Facts about the annual haj or Muslim pilgrimage
MECCA, Saudi Arabia
MECCA, Saudi Arabia (Reuters) - The annual haj pilgrimage starts in the holy city of Mecca on Monday. Here are five facts about the event, the largest regular religious gathering in the world.
-- The haj is one of the five basic obligations of a Muslim, along with a short creed, prayer, giving alms, and fasting during the month of Ramadan. Every Muslim who has the means should perform the pilgrimage at least once in his lifetime.

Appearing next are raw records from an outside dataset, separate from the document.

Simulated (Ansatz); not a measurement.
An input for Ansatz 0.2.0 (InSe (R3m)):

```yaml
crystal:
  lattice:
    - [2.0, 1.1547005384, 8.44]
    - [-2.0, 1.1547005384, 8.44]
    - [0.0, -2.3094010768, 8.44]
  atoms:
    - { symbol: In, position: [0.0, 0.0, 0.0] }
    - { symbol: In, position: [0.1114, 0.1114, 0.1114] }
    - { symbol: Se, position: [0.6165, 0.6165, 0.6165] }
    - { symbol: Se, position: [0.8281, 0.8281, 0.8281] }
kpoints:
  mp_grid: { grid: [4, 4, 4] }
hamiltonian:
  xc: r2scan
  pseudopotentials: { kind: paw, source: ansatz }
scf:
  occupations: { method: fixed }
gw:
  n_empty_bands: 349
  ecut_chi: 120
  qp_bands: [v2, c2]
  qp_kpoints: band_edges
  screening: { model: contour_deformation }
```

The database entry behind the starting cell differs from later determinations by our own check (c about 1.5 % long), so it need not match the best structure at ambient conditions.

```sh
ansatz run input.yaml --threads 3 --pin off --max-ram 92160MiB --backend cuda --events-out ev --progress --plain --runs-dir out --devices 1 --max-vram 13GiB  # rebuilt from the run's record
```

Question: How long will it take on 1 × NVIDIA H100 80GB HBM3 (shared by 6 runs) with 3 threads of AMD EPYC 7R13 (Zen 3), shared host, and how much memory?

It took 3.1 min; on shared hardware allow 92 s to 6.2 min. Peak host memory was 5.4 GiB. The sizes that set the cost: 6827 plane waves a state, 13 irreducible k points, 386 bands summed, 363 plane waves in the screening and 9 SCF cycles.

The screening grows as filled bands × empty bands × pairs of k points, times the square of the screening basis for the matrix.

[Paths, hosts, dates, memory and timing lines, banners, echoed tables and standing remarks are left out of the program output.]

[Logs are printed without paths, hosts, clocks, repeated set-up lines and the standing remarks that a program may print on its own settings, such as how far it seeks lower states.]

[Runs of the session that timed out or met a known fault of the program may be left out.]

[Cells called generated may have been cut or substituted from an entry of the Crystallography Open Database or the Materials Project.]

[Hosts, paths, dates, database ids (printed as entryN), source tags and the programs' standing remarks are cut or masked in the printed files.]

-- The haj is older than Islam and took place annually during the childhood of the Prophet Mohammad when he grew up in Mecca in the late 6th century. Muslims trace its origins to an ancient monotheistic cult associated with the prophet Ibrahim, known to Jews and Christians as the patriarch Abraham.
-- The pilgrimage itself takes at least six days, starting on the 8th day of the lunar month of Dhul Hijja, which falls this year on Monday. But most pilgrims come earlier and first perform the rites of the umra, or lesser pilgrimage, which are confined to central Mecca.
-- The haj itinerary takes pilgrims out of Mecca to the plain of Arafat about 10 miles to the east, where they spend the afternoon of the second day. They then return to Mecca in stages, stopping on the way to throw pebbles at a wall, representing defiance of the devil. In Mecca they repeat the rites of the umra, including the circumambulation of the Kaaba, the cube-shaped stone shrine at the centre of the Grand Mosque.
-- This year 1.6 million pilgrims have entered Saudi Arabia for the pilgrimage. Pilgrims from within Saudi Arabia, either Saudis or foreign residents, will bring the total well beyond 2 million.